A team assembled by the universities has begun exploring how the creation of a PA I-Corps Network could enhance the sharing of best practices on curricula, training, mentoring and support activities for aspiring entrepreneurs. The team is also exploring strategies to help expand participation in the I-Corps program by all higher education institutions in Pennsylvania and how I-Corps curricula and tools can benefit non-academic startups supported by the Ben Franklin Technology Partners that are also vital to job creation in Pennsylvania.

Ben Franklin is a Pennsylvania-funded, award-winning technology-based economic development organization that directly invests in and links early-stage firms and established manufacturers with follow-on funding, expertise, and university resources. Convening a statewide gathering to exchange best practices and explore collaboration is also being considered.

"Within a span of only five years, the NSF Innovation Corps program has established a new model for catalyzing and fostering an innovation ecosystem that is firmly grounded in fundamental scientific research. I am delighted that the U.S. Congress and other federal agencies have strongly endorsed and embraced this program," said Carnegie Mellon University President Subra Suresh, who led the creation of I-Corps as Director of the National Science Foundation.

"I am also pleased that CMU, along with our sister institutions in the Commonwealth of Pennsylvania, have decided to explore stronger collaboration on state-wide I-Corps activities," he said.

The NSF I-Corps Site program at CMU has drawn 203 participants so far, including 73 faculty members in four cohorts and 65 teams, from Fall 2014 through Spring 2016.
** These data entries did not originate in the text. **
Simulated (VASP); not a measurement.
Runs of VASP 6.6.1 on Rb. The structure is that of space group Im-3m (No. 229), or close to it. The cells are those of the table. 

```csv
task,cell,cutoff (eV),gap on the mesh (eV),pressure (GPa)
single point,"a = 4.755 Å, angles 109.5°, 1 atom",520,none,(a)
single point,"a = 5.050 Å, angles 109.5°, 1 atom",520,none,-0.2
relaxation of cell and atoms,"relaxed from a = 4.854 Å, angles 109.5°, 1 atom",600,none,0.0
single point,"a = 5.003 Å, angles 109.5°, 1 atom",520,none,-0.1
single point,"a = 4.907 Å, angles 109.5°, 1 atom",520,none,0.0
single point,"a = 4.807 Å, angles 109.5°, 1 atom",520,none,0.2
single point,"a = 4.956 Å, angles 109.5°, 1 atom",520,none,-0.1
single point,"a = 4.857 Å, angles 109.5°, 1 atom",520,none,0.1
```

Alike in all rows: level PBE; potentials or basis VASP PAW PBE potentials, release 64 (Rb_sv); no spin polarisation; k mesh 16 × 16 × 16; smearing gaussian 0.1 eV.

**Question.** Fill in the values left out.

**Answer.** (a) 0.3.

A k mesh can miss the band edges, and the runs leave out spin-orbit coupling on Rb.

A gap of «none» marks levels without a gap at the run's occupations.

The University of Pennsylvania and the University of Pittsburgh are also I-Corps sites and other Pennsylvania research universities participate in other site programs and have faculty participating in I-Corps teams. These I-Corps activities are part of aggressive initiatives at each institution to strengthen campus entrepreneurship programs and outreach in Pennsylvania. They have also benefited from collaboration and expertise from the Ben Franklin Technology Partners.

The potential creation of a Pennsylvania I-Corps Network would be the latest initiative in the state's decades-long leadership in technology-based economic development. The nationally recognized Ben Franklin Technology Partners statewide network has created 140,000 new Pennsylvania jobs since 1989 and returned $3.60 in additional state tax revenue for every $1 invested in the program.  Engineering universities in Pennsylvania contribute over $30 billion in economic impact each year, have launched more than 150 companies and advanced thousands of patent applications in just the last five years.

Another significant initiative in Pennsylvania is the Innovation Partnership (IPART) program, which brings together Pennsylvania's universities and the Ben Franklin Technology Partners to improve the success of Pennsylvania companies competing for federal Small Business Innovation Research and Small Business Technology Transfer awards. IPART has benefited more than 500 teams and helped attract over $27 million in awards to Pennsylvania entrepreneurs.